Hate rarely makes for great comedy.

Look no further than the late night landscape. Comedians spew monologues brimming with bile, leaving audiences with one simple question.

Where are the jokes?

A similar fate suffocates “Okja,” the Netflix satire from “Snowpiercer” auteur Bong Joon-ho. The South Korean Director co-wrote the Film, bringing the same over-the-top style that nearly crushed his 2014 global warming screed.

Or should we say his income inequality rant. Yet “Snowpiercer” was so inventive, and darkly fun, that the sermonizing couldn’t slow the film’s hurtling train.

“Okja” is another matter. And, as bad as the movie it (and it’s awful) the film features one memorable bug – the worst comedic performance of the last 20 years.

Okja is an adorable “super pig” created by the magnificently evil Mirando Corporation. CEO Lucy Mirando (Tilda Swinton, going the full Tilda Swinton) sends Okja and a gaggle of similarly scientifically engineered pigs to farmers across the globe.

Why?

It’s an international competition to see who can nurture the very best super pig possible. Who will then be eaten, of course. It’s all for marketing purposes.

That makes no sense. “Okja” is just warming up.

Ten years later we meet Mija (Seo-hyeon Ahn), a South Korean girl whose guardian raised one of those pigs. She’s grown attached to the creature, brought to life by elegant, spectacular FX. The visuals are so perfect you quickly believe Okja is as real as the Fido at your feet.

FAST FACT: “Okja” drew boos at the Cannes Film Festival, but not for any content reasons. The movie’s Netflix roots caused a stir at the event, as audience members hissed over a company upending the theatrical model.
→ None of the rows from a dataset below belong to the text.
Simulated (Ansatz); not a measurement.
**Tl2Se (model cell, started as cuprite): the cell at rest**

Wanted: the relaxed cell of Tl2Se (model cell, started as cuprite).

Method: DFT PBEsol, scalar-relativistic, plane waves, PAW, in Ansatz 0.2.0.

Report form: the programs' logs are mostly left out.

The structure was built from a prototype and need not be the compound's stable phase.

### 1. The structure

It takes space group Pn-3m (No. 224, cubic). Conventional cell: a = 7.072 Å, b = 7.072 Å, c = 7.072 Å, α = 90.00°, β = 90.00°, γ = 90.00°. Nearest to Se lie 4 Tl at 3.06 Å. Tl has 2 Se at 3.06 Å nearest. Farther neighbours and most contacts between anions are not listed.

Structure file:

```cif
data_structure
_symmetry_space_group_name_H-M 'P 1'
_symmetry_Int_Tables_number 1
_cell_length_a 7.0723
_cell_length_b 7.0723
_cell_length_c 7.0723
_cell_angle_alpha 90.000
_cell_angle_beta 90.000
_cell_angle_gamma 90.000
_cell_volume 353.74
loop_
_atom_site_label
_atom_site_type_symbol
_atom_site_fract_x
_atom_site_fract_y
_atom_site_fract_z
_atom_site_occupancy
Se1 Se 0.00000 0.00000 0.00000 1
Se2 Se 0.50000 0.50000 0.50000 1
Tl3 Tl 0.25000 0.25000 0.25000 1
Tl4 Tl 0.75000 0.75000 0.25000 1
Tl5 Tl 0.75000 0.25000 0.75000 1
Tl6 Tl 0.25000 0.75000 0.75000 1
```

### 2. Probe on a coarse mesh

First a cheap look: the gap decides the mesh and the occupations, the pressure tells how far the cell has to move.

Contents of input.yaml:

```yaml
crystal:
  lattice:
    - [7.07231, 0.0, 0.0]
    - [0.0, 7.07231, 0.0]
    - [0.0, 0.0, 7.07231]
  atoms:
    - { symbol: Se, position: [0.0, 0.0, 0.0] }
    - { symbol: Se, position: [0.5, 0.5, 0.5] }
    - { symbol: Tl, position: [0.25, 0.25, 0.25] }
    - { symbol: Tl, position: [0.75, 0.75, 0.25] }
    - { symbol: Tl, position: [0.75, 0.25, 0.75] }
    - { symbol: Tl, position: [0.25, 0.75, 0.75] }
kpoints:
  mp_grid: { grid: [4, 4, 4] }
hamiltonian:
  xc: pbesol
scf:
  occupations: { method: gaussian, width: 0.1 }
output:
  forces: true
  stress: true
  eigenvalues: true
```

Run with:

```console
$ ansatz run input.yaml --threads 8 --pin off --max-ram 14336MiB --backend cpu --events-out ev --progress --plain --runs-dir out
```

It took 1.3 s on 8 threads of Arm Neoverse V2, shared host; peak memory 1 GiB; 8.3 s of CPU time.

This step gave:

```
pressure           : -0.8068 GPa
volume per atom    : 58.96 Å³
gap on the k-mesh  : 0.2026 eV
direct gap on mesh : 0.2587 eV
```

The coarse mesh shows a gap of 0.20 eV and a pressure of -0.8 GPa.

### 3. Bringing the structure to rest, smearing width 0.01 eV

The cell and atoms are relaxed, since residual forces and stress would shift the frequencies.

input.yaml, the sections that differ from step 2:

The director stages these sequences with love and compassion. He’s always been a master visualist, and he flexes those muscle in these captivating moments. Then, the wicked/evil/no-good/rotten corporation comes to reclaim its property. He’ll be delicious!

Get it? Because companies shouldn’t make meat for mass consumption.

What follows is an all too obvious attack on the food industry and, in various doses, capitalism. One needn’t be a meat-eating, MAGA hat-wearing type to recoil over “Okja,” though.

It’s dull. And finger-wagging. And clumsy in almost every way that counts.

Scene after scene wears you down, the screenplay attempting satire but managing to create flop sweat theater instead. Key plot points are hammered home so often it’s like the cast forgot the story and had to keep reminding us what’s at stake.

Swinton, who can be a revelation in the right role, is wildly over the top in not one but too insufferable parts. She’s practically Buster Keaton reborn compared to her co-star, Jake Gyllenhaal.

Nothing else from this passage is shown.